You are given a binary string s that contains at least one '1'.

You have to rearrange the bits in such a way that the resulting binary number is the maximum odd binary number that can be created from this combination.

Return a string representing the maximum odd binary number that can be created from the given combination.

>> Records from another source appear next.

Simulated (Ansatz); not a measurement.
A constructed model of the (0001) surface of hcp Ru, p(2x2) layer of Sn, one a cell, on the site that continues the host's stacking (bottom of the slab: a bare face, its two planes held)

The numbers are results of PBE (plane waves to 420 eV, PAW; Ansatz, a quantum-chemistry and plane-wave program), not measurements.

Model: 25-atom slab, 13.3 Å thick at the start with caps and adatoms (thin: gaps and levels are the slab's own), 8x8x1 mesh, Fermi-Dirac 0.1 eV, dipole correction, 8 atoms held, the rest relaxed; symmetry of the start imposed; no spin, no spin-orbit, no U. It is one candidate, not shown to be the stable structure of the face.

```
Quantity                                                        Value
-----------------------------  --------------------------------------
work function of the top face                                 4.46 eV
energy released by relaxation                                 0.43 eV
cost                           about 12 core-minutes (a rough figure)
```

Note that the resulting string can have leading zeros.

 

Example 1:

Input: s = "010"
Output: "001"
Explanation: Because there is just one '1', it must be in the last position. So the answer is "001".

Example 2:

Input: s = "0101"
Output: "1001"
Explanation: One of the '1's must be in the last position. The maximum number that can be made with the remaining digits is "100". So the answer is "1001".

 

Constraints:

  • 1 <= s.length <= 100
  • s consists only of '0' and '1'.
  • s contains at least one '1'.

Solutions

Solution 1: Greedy

First, we count the number of ‘1’s in the string $s$, denoted as $cnt$. Then, we place $cnt - 1$ ‘1’s at the highest position, followed by the remaining $ s - cnt$ ‘0’s, and finally add one ‘1’.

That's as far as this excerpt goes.